Nicolette Chiem“I did the Fall semester in Mumbai program with an internship component. India is one of the most impacted places in the world where care isn’t as available or efficient so I really wanted to help out in some way. Every single person in the program got an internship in some field and we all learned about the developmental goals for the country. For the first month we studied economics and development at St Xavier’s College, with a professor from UC Merced.

I worked at an NGO called DESIRE Society, they help take in children who have been abandoned or orphaned due to HIV. I worked with their health and psychology projects. The center I was in had 31 kids, and only two of them spoke English. We only had one very short 2 hour class to learn the language over there and it only covered the basics. Mostly for me, it was hard since the psychology portion requires me to do case studies on the children. That required me to talk to them about their lives and see what they remember, but the researchers weren't readily available to translate so it was difficult at times. 

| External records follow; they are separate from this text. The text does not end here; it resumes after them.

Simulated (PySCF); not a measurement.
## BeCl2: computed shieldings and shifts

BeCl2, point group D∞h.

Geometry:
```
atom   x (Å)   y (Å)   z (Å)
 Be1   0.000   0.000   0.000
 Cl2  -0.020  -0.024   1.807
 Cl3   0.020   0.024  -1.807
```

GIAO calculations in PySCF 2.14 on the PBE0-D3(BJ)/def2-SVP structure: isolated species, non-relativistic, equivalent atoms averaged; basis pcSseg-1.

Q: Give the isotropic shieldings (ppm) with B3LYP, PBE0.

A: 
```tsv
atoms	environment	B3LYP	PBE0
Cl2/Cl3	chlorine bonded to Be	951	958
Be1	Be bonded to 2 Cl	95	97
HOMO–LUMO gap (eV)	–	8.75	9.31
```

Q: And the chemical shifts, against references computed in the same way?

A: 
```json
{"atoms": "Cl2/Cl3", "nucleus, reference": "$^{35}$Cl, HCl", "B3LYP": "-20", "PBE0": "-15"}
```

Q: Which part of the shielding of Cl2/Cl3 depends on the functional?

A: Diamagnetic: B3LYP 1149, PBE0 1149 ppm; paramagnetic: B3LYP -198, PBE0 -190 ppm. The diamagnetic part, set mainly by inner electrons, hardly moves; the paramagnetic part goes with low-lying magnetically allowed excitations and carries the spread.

I had to get used to the pollution and the larger density of people. There is a lot of times where you don't have any elbow room when you’re walking on the street. You also have to be careful where you eat, and you can’t drink any of the tap water. I lived at the YWCA hostel with all the other UC students. We liked to go to as many festivals as we could, the biggest one that happened while we were over there was the Diwali festival. There was also Ganesh’s birthday, and they have a tradition of sinking idols of him in the ocean. There’s one giant one that gets pulled into the ocean, and then people can also sink their own personal ones. They’re all made out of clay and they don't dissolve easily, so when I was walking around on the beach, I would see very decayed Ganesh idols popping out of the sand.

The food over there is really good, everything has so much flavor. You think everything is made in different ways but then you found out that its mostly masala and butter. It’s still really good, and when you travel around India, you can tell how their culture affects the different style of food. I visited Delhi, Alleppey, Hampi, and Goa.

I would say the hardest part of studying in India was the cultural difference. It’s really hard to be a woman visiting India, you face a lot more harassment. Regardless, because it was so crowded at any time, I rarely felt un-safe. Transportation is also completely different, trains get really crowded and people push and pull each other off to get on. They are also really respectful to foreigners and visitors though, most people will help you out and tell you how to get places. My co-workers were really friendly and introduced us to people and invited us to their homes for dinner. I was treated more like a guest than as just another employee at their office. The caste system was noticeable in every work place. It feels like theres a more clear hierarchy over there. When looking at records of the kids, it shows what caste they belong to also, and then it becomes even more noticeable in the smaller villages.

A trip to India alone can be really mentally and emotionally exhausting. It’s completely different from the US, even in the most poorest inner city areas. You kind of have to be emotionally strong, or anti-fragile, because you'll see a lot and your heartstrings will get pulled. You’ll want to help but you also have to have common sense about how to deal with certain situations because there are people who will try to scam you. My group and I came to a consensus that being part of this program allowed us to experience India, do some work for the community, and also have people to lean on when it got rough. I think anybody traveling there should try to go with somebody at least, because if you ever fall down or do something wrong, there'll be someone there to catch you.

What I took away the most from my experience is that compassion is not something you can learn from a text book. You have to go out and see that there are bad things everywhere, and ask yourself if you’re willing to help instead of just saying someone should do something about it. It’s also important to empathize or sympathize with people or there will just be this disconnect when trying to help or get to know people. Be more willing to get out of your comfort zone and learn these things, or else you’re just gonna be stuck in a little bubble.”